Harvard Prof: ISIS Sex Slavery Is Bad, but Hey, U.S. Had Slavery

One key reason why so few Americans are aware of the full nature and magnitude of the jihad threat is that the academic and media establishments labor so assiduously to cover it up.

Those who are deemed the best minds of this generation devote their energies to convincing people that the threat is not as large as it is, or that it can be neutralized by adjustments to U.S. foreign policy (particularly the abandonment of Israel), or that the West is really just as bad, so we are hypocrites for opposing the jihad.

Harvard professor Noah Feldman, last week in Bloomberg View, provided a sterling example of the latter in an egregious piece trying to mitigate the horror of the Islamic State’s practice of sex slavery.
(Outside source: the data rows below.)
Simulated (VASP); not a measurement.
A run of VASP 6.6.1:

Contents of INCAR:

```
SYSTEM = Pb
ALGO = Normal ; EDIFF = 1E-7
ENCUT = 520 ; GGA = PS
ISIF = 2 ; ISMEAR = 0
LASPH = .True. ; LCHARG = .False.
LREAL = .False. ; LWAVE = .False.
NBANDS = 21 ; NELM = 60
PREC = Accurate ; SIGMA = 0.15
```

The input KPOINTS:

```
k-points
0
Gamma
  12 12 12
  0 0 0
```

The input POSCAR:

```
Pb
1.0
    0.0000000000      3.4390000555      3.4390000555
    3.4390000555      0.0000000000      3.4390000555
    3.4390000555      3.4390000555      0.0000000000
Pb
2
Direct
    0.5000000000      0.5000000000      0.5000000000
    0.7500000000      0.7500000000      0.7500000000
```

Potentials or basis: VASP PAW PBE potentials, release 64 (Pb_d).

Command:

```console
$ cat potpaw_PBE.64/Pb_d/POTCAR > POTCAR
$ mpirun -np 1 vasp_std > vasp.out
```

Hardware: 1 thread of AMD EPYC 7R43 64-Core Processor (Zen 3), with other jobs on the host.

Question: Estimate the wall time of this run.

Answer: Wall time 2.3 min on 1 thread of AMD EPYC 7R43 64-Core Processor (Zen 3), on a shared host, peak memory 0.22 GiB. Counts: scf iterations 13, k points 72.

The bio accompanying Feldman’s piece describes him as, among other things, “a professor of constitutional and international law at Harvard University” with “a doctorate in Islamic thought from the University of Oxford,” who “as an adviser to the Coalition Provisional Authority in Iraq … contributed to the creation of the country’s new constitution.”

Given the blood and chaos that engulfs contemporary Iraq, one might think he wouldn’t be all that proud of that particular resume item anymore, especially since in 2008 he downplayed and ignored the aspects of Sharia that have made life hell for so many of the nation’s non-Muslims.

In a lengthy exposition of Sharia that Feldman published in the New York Times, he never once mentioned the Sharia provisions mandating second-class status (dhimmitude) for Christians and conversion or death for non-Muslims not considered “People of the Book,” such as Yazidis.

Now, in his Bloomberg View piece, Feldman actually acknowledges that in taking sex slaves, the Islamic State is “following the practices of the era of the Prophet Muhammad” and wants “to go back in time, to the days of the earliest Muslims and the Prophet’s companions.”

He does not, of course, tell his readers that sex slavery is called for in the Qur’an (in the “captives of the right hand” passages, 4:3, 4:24, 23:1-6, and 33:50), or that sex slavery doesn’t just go back to Muhammad’s era, but was practiced by Muhammad himself, who is the supreme model for emulation for Muslims (cf. Qur’an 33:21). Muhammad did it, so it is right, and Muslims should do it as well.